December 10, 1987|Associated Press

TALLAHASSEE, Fla. — The Legislature repealed the state's 5% services tax early today, after months of intense pressure from the advertising industry and angry, confused voters.

The legislation eliminates the tax on Jan. 1 and compensates by boosting the state sales tax from 5% to 6% on goods. The hike, effective Feb. 1, will bring in $1.2 billion annually.

"The people had a victory here. They got it repealed," said Gov. Bob Martinez, the freshman Republican who initially championed the tax but reversed himself under intense attack from advertisers and other interest groups targeted by the tax.

Nationwide Protest

The 5-month-old levy on a wide variety of services provoked protest from across the nation because it taxed out-of-state services used by Floridians.

For example, companies buying advertisements in national magazines or from broadcast networks had to pay a tax based on circulation or audience in Florida. Conventions were canceled and some national advertisers stayed away.
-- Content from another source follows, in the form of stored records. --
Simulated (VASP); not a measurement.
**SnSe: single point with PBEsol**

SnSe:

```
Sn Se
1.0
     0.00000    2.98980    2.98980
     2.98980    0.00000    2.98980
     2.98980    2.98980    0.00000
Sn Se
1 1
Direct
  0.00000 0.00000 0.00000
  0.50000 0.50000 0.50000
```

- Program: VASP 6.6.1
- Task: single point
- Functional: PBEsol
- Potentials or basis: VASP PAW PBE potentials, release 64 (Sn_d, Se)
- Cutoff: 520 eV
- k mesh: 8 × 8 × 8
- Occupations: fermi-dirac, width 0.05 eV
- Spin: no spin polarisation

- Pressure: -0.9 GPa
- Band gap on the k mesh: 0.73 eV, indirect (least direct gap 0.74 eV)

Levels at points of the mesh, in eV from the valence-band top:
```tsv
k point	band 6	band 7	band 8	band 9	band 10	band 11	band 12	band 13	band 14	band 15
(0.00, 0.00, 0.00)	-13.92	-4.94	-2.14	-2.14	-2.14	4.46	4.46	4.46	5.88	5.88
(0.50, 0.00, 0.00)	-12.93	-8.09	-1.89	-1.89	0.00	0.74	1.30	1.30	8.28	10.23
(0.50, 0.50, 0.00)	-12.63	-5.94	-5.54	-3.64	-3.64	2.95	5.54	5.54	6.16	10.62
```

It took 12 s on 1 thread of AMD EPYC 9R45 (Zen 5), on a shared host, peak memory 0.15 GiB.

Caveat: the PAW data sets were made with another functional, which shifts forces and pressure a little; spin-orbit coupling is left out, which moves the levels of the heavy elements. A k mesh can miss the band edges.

At the same time, other economically pressed states considering a services tax hesitated after seeing the furor it created for Martinez and other political leaders in Florida.

$185 Per Family

Martinez's budget chief, Glenn Robertson, said the additional sales tax will cost the average Florida family $185 a year compared with a first-year services tax burden of $75.

The sales tax on services, including advertising, pest control and lawn care as well as accounting, legal and engineering fees, took effect July 1 after winning bipartisan support in the Democratic-controlled Legislature.

But opposition built quickly. In September, Martinez capitulated and called for repeal in the face of a harsh advertising campaign that rallied public opinion against him.